I teach formal methods in software engineering. I also teach "agile methodologies". Most people seem to think this is contradictory. I think it makes a lot of sense... I also work for a company, where we need to actually get things done :) While I can apply my earned skill points on "specification" in a day-to-day basis, my colleagues typically flee away from the word "formal".
I used to think that this was due to the intrinsic way we learn how to program: we are usually driven to find a working solution, not to understand the problem. Then I thought this was due to the fact that most people in the formal community are not engineers, but mathematicians or computer scientists. Nowadays, I wonder if it just because the formal-methods community hide behind some kind of "obfuscation" law to use all the available UNICODE symbols, actively develop rude, unesthetic tools, and laugh in the face of standards.
Yes, I've been moving from a "blame them" to a "blame us" perspective ;-)
So, my question is: do you use any kind of formal methods in your company? Have you introduced them, or were they pre-requisites? What techniques do you use to clear the fog of mathematics from people's fears and incite them to use formal methods? What do you think current tools are lacking for a more general usage?
The key to getting people to buy into any methods or methodologies is to show them how it solves problems they are having. If they can see it will make their lives better you have a much improved chance of getting them to adopt the techniques.
And if you can't show them that, perhaps you wanted to adopt the methods based on philosophy rather than practicality. Unless the others share your philosophy then you're not going to get anywhere. And perhaps you shouldn't.
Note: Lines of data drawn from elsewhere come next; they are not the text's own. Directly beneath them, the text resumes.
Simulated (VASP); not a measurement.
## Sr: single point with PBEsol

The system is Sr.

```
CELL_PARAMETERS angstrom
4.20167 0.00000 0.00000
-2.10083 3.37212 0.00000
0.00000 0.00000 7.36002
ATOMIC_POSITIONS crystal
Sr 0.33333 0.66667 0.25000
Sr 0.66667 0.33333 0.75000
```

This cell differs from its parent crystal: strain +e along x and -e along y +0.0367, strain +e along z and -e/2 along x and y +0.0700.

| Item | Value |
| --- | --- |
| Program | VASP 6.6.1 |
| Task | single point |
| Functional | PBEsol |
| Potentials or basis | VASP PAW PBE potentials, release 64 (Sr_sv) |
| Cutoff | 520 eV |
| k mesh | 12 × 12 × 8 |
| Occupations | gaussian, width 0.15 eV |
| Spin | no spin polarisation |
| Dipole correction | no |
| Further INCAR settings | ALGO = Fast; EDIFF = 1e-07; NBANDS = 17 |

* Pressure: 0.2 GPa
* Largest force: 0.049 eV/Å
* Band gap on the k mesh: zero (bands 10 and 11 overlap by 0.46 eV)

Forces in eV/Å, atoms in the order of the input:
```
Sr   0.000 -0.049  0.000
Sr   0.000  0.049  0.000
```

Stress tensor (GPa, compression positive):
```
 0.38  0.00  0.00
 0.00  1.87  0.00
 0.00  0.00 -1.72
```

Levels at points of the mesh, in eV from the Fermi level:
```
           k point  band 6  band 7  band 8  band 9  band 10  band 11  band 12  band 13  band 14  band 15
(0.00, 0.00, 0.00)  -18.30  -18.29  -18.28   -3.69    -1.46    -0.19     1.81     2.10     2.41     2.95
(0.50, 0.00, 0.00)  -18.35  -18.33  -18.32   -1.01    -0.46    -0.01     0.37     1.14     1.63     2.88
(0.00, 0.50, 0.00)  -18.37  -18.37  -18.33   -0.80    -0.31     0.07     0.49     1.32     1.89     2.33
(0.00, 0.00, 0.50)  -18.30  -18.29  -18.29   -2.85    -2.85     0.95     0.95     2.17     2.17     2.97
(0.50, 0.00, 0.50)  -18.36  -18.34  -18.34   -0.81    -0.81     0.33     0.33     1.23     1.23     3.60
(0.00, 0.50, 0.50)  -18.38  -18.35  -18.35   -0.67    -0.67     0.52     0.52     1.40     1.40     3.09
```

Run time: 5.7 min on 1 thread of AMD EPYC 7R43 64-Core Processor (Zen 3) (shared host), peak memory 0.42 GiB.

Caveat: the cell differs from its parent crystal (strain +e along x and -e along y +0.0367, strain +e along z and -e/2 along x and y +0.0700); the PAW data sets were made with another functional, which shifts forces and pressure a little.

Over the decades there have been a great many methodologies. Newer ones always address the shortcomings of the old ones, yet projects still get in trouble and fail. Why? Because the rock stars that come up with new methodologies are rock stars, and have made a new methodology precisely because they understand the underlying issues and how to apply them. Those who come after tend to blindly follow the recipe, and it doesn't work so well.
So I think the best thing is to teach about the underlying problems and then show how various methods attempt to deal with those problems. The differences in companies, projects, and teams is so great that no one methodology can be applied successfully to all combinations. Learning to choose an appropriate tool and apply it well is crucial.
Thank you for all contributions. They are very insightful. Allow me to flame a bit (don't take it personal, though :-)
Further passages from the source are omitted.